He said the other people involved were Nelson Mandela as patron of the initiative which they would be launching in Johannesburg in July [of 2007]. He told me Mandela had accepted. He informed me the other ‘elders’ were Mary Robinson, who was retiring from the UN Human Rights Commission; former President Jimmy Carter, Desmond Tutu, Graca Machel, Koffi Annan and some other person from Asia I can’t immediately remember.
He further informed me that this is the panel which would coordinate the Zimbabwe engagement with Annan leading the initiative. That’s him telling me at the airport, upon bumping into each other, no prior communication. He didn’t have much background about me other than that I was an MP.
And then he asked me what I thought about his plan. I told him that certainly the situation was very difficult in Zimbabwe because already by that time, around March that year, SADC had begun a process of mediation. I told Branson I cannot imagine that the Zimbabwean authorities or SADC leaders would accept any other mediation which competes or contradicts, and that if there is any effort it would have to support the mediation and the cable bears that out.
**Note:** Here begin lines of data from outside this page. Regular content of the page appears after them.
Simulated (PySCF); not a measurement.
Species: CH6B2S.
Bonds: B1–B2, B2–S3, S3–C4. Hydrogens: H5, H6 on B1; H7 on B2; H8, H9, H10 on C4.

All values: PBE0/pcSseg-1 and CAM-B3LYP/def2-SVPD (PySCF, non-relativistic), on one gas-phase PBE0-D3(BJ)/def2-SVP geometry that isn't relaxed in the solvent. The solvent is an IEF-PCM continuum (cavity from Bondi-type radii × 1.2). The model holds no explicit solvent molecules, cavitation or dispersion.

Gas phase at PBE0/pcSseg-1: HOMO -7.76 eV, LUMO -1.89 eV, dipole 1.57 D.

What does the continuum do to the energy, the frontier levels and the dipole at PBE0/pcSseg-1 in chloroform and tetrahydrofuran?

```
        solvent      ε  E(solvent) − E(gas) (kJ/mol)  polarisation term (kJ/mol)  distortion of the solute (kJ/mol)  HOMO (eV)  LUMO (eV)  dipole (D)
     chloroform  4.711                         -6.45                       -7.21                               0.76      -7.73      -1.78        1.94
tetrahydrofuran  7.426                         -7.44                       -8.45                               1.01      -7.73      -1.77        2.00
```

Then I said I don’t see any possibility under the sun of a so-called panel of elders composed of names given me having the slightest chance of being received in Harare, let alone being listened to. That got him interested, scared and worried.
I said Mary Robinson has been giving us hell at the UN and being biased; Tutu has been insulting our president and there is no way the president would welcome someone like that because his views were unacceptable. The same with Graca Machel who used to have some standing as First Lady of Mozambique but has become a confused figure as a former First Lady of South Africa [she is Mandela’s wife].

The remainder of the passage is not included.